In a society defined by a history of disenfranchisement of the people by dictatorial regimes (with support of the U.S.), and under siege from joint pressures of a corrupt ruling class, a heavy debt burden, predatory and conspicuous consumption, and ongoing (neo-)colonial intervention, cultural identity becomes a contentious issue and—as is invariably the case regardless of the kind of state/society under question—women's bodies become sites for these cultural politics and the class struggles they embody. The regulation of women and their sexuality becomes the key hegemonic move through which consent across social classes can be secured.[34]

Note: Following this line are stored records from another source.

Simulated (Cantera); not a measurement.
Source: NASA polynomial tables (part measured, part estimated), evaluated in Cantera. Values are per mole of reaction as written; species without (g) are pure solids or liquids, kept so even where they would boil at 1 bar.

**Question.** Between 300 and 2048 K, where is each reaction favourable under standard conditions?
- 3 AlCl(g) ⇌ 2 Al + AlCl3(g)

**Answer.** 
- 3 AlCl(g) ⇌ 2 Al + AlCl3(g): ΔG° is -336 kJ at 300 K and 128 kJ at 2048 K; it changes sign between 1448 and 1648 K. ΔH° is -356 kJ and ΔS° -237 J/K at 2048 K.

Globalization—defined as the increasing interconnectedness of different parts of the world at economic, political, and cultural levels—has resulted in an intensification in the dynamics of social change across the developing or postcolonial world. Such rapid and intense social change produces anxieties in the societies and communities experiencing this change, anxieties which feminist scholars have shown to result in greater regulation of women. This was just as true of Europe during the period of capitalist modernization in the 18th and 19th centuries, and of colonized and decolonizing societies in the mid-20th century.

Issues related to women and gender in contemporary Muslim societies must be understood within the same framework. What passes for the victimization of women by 'Islam' is all-too-often part and parcel of a more global phenomenon—an increase in the moral and sexual regulation of women by communities and kin-networks as a response to political, social and cultural anxieties; such anxieties have intensified under economic and cultural globalization. The regulation of women and their sexuality is, after all, a common feature of all patriarchal societies, traditional or modern, and certainly not simply Muslim ones.[35] It is the discourse of Islamic exceptionalism—in essence the form of Orientalism operative today, which is defined by an exclusive focus on Islam—which prevents us from seeing the 'family resemblances' between honor killings in the Pakistani or Jordanian Muslim communities and honor killings in Hindu and Sikh communities in India, between the violent protests against the celebration of Valentine's Day in Pakistan and India (led by the goon squads of the Muslim and Hindu religious right respectively), and between the attempts at the regulation of women by 'Islamists' and the Christian Right in the U.S. alike.

The Case of Raj/Shahzina and Shamail[36]

Let us now turn to the recent case in Pakistan involving a transgender couple, or the 'she-couple' as they were dubbed by the Pakistani media. In September 2006, Shahzina Tariq and Shamail Raj, cousins and long-time sweethearts, were married in Faisalabad, a medium-sized city in Pakistan's Punjab. Shamail was born female but, in his own words, had always felt that he was a man in a woman's body. This realization was intensified when, at puberty, he began to develop breasts and a beard. He ultimately decided that he needed surgical intervention in order to live as a man and with the support of doctors and a psychiatrist in Faislabad, he first had a mastectomy and then later, in 2006, a hysterectomy. Shahzina and Shamail's decision to marry at this time was in part determined by the realization that Shahzina's father—Tariq Hussain—was determined to marry her off to a man to whom he was considerably in debt.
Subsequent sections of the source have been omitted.